National Register Listing

West End Historic District

Roughly bounded by Central, W. Water, Monroe, Madison and W. Jefferson, Waxahachie, TX

The West End Historic District includes the city's finest collection of late nineteenth- and early twentieth-century residences. This neighborhood, which centers along the 400 to 1300 blocks of W. Main Street, has been home to many of the town's most prominent citizens. The dwellings reflect the wealth and social status of their owners. In addition to the 135 domestic structures, the district includes four boarding or apartment houses, two small parks, one commercial warehouse, and three institutional structures. The well-preserved historic structures and the remarkably small number of post-1935 buildings contribute greatly to the historic character and ambiance of the neighborhood. Of the 141 sites within the district, 113, or about eighty percent are classified as contributing sites, see Definition of Categories.

The district lies to the west of the town's commercial center and as early as the 1880s was known as the West End. Some of the earliest settlers to Waxahachie built residences in this area, although none of the middle nineteenth-century dwellings remain in their original form. B. F. Hawkins' original house (circa 1850) was substantially remodeled in the 1890s and again in the 1910s. That house (Site No. 1254) stands at 210 S. Hawkins. Likewise, the Sweatt House, originally built in the 1860s, was altered in about 1885 to its present form.

While the West End Historic District includes parts of the original town site, most of the district falls in the Town and West End additions. The Town Addition was established soon after the original town site was surveyed in 1850. The West End was created in 1889 by the Waxahachie Investment Co., with R. G. Phillips, I. A. Ferris, and Osce Goodwin serving as trustees. Platted into a system of generous lots and public parks, the area developed under the impetus of the garden suburb movement. The success of the endeavor was fostered by the extension of streetcar service into the area and by the popular belief that a more suburban environment was socially, morally, and aesthetically preferable. The period's aesthetic ideals dictated the principle of natural houses integrated into a gently controlled setting which is evidence of the length of the development. The original plan included lots that generally measured 60 by 100 feet. Perhaps the most significant feature of the addition was the small park (Site No. 496) or Ellipse, as it is called, that pierces the 1200 and 1300 blocks of W. Main Street. In 1890 an article in the Ellis County Mirror noted that "the West End Addition Park is already one of the attractions of our city and when the Park grounds are put in grass, which we suppose will be done, this will be one of the most attractive places around for picnics and other purposes we have" (Ellis County Genealogical Society, Volume XVIII: 72).

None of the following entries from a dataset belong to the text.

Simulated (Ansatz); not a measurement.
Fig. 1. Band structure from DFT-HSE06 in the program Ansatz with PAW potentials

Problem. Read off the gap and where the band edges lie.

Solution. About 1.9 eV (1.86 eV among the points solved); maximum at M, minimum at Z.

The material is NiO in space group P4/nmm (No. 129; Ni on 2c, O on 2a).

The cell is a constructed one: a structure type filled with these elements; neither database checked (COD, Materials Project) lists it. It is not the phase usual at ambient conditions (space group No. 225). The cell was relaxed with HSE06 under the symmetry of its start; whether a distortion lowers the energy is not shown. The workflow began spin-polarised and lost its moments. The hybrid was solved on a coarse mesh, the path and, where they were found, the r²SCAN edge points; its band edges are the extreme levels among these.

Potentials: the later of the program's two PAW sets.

Local streetcar service expanded to the area by 1890 with the tracks running along W. Main Street. At first, the cars were mule driven, but later they were powered by electricity. The western terminus of the system was located near the intersection of Grand and Main streets, and storage sheds and repair shops stood nearby.

In 1895 prominent banker H. W. Getzendaner purchased land on which the old Masonic Academy once stood and that same year donated the property to the city for use as a park until funds were available to construct a library. The land remained a park for several years until the death of Nicholas P. Sims, one of the county's wealthiest and most successful farmers. In his will, Sims bequeathed money to establish a trust fund to construct and maintain a local library. S. Wemyes Smith, a Fort Worth architect, was hired to design the Neoclassical Revival facility, on which work began in 1903 and was completed by 1905. The Sims Library and Lyceum, as it was known, proved a great source of civic pride and was, no doubt, one of the finest such institutions in the state at that time. Sympathetic additions were completed in later years.

As the West End developed during the late nineteenth and early twentieth centuries, many of the town's most prominent citizens lived in the neighborhood. Some, such as the B. F. Hawkins family, had resided in the area since the mid-1800s. Others, such as Judge Oscar Dunlap, were new to the area. Dunlap, former county judge and longtime president of Citizen's National Bank, erected one of the town's most impressive Queen Anne-style residences. It stands at 1203 W. Main (Site No. 610). The Dunlap property also included a servant's house behind the main residence. This auxiliary structure was the home of Dunlap's servant, Ely Green, whose autobiography, Ely Too Black, Too White, was published in 1970. A selected list of others who built or resided in homes within the West End includes Laura Spalding, whose life served as the basis for the film Places in the Heart, lumbermen J. B. and 0. B. Dunaway, contractor Dennis Mahoney, businessmen F. C. Rogers, Edward Chaska, and James Harrison, and attorney P. A. Chapman.

Local significance of the district:
Community Planning And Development; Architecture

Listed in National Register of Historic Places in 1986.

The National Register of Historic Places is the official list of the Nation’s historic places worthy of preservation. Authorized by the National Historic Preservation Act of 1966, the National Park Service’s National Register of Historic Places is part of a national program to coordinate and support public and private efforts to identify, evaluate, and protect America’s historic and archeological resources.